Never can say goodbye
I used to take it very personally when a friendship fizzled out. I would replay conversations in my head, wondering what I had done wrong and why they didn’t want to hang out with me anymore. As the years have passed, I’ve become more philosophical about it. I’m more in tune with my values, so I immediately notice when something isn’t quite right. As my friendships have got deeper, a superficial friendship stands out and if I’m honest, sometimes I am quietly relieved when it comes to an end.
Society often paints endings as a bad thing – as a failure, a sign that we didn’t put in enough effort, or in times of grief, as something only to be met with great sorrow. We’re taught to focus on starting things: new jobs, new projects, new relationships. Very few of us are taught how to end things well – how to say “this has run its course” without labelling ourselves or the other person as the villain of the story. But sometimes ending something can be the most courageous thing you can do. It’s a sign that you are fully aware of how you want to live and clear about what no longer has a place in your life.
Of course, we can’t always choose to end things. Some commitments are fixed or bound up in responsibilities and circumstances that are too tricky to navigate an immediate ending. But in other situations, we lack the courage – or maybe the language – to end a friendship, a job, a relationship, even a version of ourselves that no longer fits. We cling on, long after the joy, growth or alignment has gone, because the ending feels scarier than the discomfort that we’re already experiencing.
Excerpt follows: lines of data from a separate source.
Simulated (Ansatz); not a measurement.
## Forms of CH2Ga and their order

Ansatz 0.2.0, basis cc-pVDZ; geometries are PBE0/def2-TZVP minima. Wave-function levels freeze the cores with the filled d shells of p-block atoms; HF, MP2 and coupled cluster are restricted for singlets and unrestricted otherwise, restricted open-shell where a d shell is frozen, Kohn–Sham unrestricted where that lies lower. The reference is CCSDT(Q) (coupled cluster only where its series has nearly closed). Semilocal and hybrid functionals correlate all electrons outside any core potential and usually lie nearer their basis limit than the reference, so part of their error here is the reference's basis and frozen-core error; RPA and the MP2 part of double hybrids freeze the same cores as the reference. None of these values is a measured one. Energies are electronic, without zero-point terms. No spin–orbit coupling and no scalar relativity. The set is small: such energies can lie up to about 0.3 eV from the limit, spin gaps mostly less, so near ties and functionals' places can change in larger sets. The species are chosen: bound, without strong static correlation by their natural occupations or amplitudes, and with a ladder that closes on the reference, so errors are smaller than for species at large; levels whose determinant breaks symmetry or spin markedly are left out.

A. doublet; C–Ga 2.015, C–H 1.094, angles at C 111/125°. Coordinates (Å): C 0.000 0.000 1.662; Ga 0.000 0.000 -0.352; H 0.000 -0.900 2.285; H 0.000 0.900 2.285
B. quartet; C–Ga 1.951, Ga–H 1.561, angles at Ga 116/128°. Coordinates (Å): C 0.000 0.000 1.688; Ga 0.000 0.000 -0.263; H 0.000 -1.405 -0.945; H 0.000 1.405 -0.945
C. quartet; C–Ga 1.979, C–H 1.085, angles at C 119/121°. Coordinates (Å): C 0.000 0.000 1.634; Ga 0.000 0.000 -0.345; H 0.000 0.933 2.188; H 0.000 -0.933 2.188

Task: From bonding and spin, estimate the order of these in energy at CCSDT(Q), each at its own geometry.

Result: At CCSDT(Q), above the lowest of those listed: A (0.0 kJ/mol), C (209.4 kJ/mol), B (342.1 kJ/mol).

It’s an area I am fascinated by. Recently, I performed my own endings ritual: a deliberate moment of saying goodbye to parts of my life, parts of my personality and limiting beliefs that were no longer serving me. I sat with a notebook and wrote them down, one by one – roles I had outgrown, expectations I was tired of carrying, stories I had told myself for years about who I was “allowed” to be. I acknowledged how each of these had once supported me and then thanked them and let them go.
It was incredibly cathartic. There was something powerful about putting it on paper – seeing in black and white the things I no longer wanted to drag into my future. Writing became a way of drawing a line: this belongs to an old chapter, and I’m choosing to close that chapter now. That simple act gave me a new perspective and a lightness, a sense that I could lean more fully into how I want to live my life rather than how I used to live it.
Since then, I’ve been thinking about endings in a broader sense. Friendships that once revolved around a shared environment – a workplace, a course, a life stage – may naturally loosen when that context disappears. Identities that we have cherished – the reliable one, the fixer, the always‑available friend – might stop feeling true as we evolve. Recognising this isn’t a failure; it is information. It tells us we’ve grown.
What if we saw endings as part of the natural rhythm of a values‑led life? Some things arrive to stay, some to stretch us for a while, and some simply to walk alongside us for a particular chapter. When we honour that, we can let go with more grace. We can appreciate what a friendship, a role or a belief gave us, and still make the brave decision to say, “Thank you. That’s enough now.”
I no longer automatically see an ending as proof that something has gone wrong. More often, I see it as a sign that something in me has changed – that my values have sharpened, and that I’m paying closer attention to how alive, grounded and honest my life feels. The invitation today is to ask yourself whether there is anything in your life you would like to honour and say goodbye to. If you choose to end well, what might quietly begin in its place?